Moon Duo’s second LP, Circles, will probably be the best record made in the most obscure location this year. Although parts of it were recorded in the band’s previous home of San Francisco, and some mixing and other worked happened in Berlin, the majority of its creative efforts came from a Rocky Mountain eternity of a winter early this year. The band’s new home of Blue River, Colorado, sported a population of 685 during the 2000 census, and you have to wonder what those 700 or so folks think of their local rockers.
As for those who are a little more familiar with the band’s hazy, rewarding chug, Circles won’t surprise much, though it’s quite good. Across its nine tracks (all but two of which stretch beyond the four-minute mark), keyboard through-lines and so-fuzzy-they’re-practically-woodland-creatures guitar riffs carry the catchiest, laid-back sing-a-bongs this side of The Jesus & Mary Chain.

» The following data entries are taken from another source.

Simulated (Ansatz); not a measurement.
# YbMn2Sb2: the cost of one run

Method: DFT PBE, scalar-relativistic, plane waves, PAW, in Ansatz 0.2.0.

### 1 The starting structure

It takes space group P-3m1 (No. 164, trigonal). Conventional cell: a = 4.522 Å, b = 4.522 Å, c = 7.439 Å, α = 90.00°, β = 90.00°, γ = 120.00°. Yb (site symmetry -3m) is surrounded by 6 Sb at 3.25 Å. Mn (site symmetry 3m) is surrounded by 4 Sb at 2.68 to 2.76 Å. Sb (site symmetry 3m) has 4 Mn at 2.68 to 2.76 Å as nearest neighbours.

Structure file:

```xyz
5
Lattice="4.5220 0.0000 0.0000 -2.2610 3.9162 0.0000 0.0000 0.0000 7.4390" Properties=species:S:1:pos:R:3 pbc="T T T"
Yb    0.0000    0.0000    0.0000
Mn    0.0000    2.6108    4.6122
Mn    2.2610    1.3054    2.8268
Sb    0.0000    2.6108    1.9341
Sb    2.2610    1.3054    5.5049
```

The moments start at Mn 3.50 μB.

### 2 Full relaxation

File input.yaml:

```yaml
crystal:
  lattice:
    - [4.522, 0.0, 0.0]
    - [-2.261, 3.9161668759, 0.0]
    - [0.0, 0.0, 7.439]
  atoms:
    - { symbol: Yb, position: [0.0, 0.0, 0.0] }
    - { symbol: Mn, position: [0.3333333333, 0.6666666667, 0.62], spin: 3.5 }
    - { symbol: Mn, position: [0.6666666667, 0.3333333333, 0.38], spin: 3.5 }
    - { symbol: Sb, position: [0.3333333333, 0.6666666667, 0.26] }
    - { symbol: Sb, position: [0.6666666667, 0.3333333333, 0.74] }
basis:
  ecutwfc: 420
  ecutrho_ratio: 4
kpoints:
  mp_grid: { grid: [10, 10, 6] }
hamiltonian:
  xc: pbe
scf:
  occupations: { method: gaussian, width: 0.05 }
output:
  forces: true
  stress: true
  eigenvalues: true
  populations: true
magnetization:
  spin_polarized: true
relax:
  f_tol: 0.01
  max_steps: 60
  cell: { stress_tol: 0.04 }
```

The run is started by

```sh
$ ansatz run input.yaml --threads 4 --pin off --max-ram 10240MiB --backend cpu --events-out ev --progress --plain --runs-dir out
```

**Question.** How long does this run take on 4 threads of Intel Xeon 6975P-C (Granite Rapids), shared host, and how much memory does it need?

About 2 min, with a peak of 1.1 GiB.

eMusic’s Austin L. Ray caught up with guitarist Ripley Johnson (also of Wooden Shjips) to find out how one procrastinates in the Rockies, which drugs go best with Circles, and what Ralph Waldo Emerson’s got to do with it.
On isolation’s influence on Circles:
There aren’t a lot of distractions out there, but the mind can always create its own distractions. It’s interesting in that sense, the grappling with one’s own mind, boredom, lack of exterior stimulation. But that also allows for a certain purity. The creativity really flows from within. The inspiration is mostly from within.
On procrastinating in the Rocky Mountains:
It’s cold in the mountains, but it’s also very sunny and snowy. We would snowshoe and cross-country ski right out of our back door. Plus, we like to read and watch films, so it’s perfect for that.
On which drugs to take while listening to this album:
We don’t generally encourage drug use but I think a few honey slides would probably do nicely.
I love seeing films on the big screen, but we don’t get the chance very often. I love the immersive aspect, the total experience. We try to bring that to our live shows as much as possible but I don’t think it influences the songwriting much other than as pure inspiration.
On finding a groove and locking in:
That’s a natural place for me, musically. I’m drawn to repetition and drone. Part of the process lately has been to push beyond that, to find ways to engage with that aspect of our sound in other ways, through song writing. I can imagine going further in that repetitive direction in the future, discarding more of the song conventions, and just have each song sound like a skipping record. That would be nice.
On Ralph Waldo Emerson:
I was reading and digesting Emerson’s essay, “Circles,” around the time I was writing the songs, so that’s just where my head was at. It’s about change, flux, movement, and is very Buddhist for a 19th-century American. Good things to ponder in the mountains.